Matthew 18:20
For where two or three come together in my name, there am I with them.
My son wrote this article for a newsletter and gave me permission to post it:
“I can’t wait for Thursday nights. Like a child on Christmas Eve, I’m excited, I’m antsy. All-day long, I’m watching the clock hands move at a snail’s pace, inching their way ever so slowly towards 7:30 PM.
Finally, 7:30 arrives, and my home is invaded by warriors. Like a dynamic entry, flashbangs of noise and commotion fill my entire home. No, it’s not my tactical team; warriors of another kind, Another breed. Another tribe has flooded my home.
These warriors are my three sons, my son-in-love, my dad, my dad-in-love, and soon-to-be part of this tribe, my seven grandsons. And the occasion? What’s all the excitement about?
Man-time!
Every Thursday we gather around the fire pit, light up a cigar, and unfold our thoughts into conversations that drift deep into and out of our souls. Organic conversations, free from judgment, condemnation, and shame. We laugh, we cry, we share, we confess.

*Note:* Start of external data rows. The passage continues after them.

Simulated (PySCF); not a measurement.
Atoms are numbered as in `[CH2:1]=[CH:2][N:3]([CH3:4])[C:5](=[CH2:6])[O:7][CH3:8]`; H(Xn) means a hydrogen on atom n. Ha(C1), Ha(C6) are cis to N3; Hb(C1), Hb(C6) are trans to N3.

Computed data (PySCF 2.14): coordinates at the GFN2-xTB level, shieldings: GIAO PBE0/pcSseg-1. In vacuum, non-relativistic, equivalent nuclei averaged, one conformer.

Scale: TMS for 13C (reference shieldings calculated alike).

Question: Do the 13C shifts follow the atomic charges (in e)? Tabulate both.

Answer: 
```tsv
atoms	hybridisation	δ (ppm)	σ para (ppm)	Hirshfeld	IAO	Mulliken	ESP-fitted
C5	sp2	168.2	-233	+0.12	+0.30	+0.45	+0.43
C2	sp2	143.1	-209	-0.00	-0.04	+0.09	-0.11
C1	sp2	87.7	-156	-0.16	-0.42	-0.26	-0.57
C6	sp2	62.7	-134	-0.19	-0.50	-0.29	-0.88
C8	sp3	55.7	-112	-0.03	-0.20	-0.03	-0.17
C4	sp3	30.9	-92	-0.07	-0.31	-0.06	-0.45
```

Our conversations are laid upon the anvil of transparency, intentionally making ourselves vulnerable to one another. Rather than feeling the hammer of judgment, we feel the power of acceptance, love, and the value of belonging to a tribe of real manly men. Warriors who grow stronger through the willingness to share sins, flaws, struggles, temptations, weaknesses, victories, and successes. We feel safe amongst our tribe. We belong to a brotherhood of real, authentic, manly men. This is my tribe.
How different would our world be and look like if men were living out of who they were meant to be through Christ, rather than the flesh? I believe, as a Christian man, it is my role and duty to follow Godly men and to lead other men. How many men long to be free from destructive behaviors, but don’t feel they can share their struggles without being condemned? So many men who belong to a church family feel alone. They have some dark things they struggle with, but there’s no safe fire pit for them to gather around, pull up a chair, and unfold the depths of their souls with other men.
They are tribeless.
Man-Time. That sacred time together has the power to rescue and restore a man. And when men are rescued and restored, women and children will be protected.
Man-time can save lives!”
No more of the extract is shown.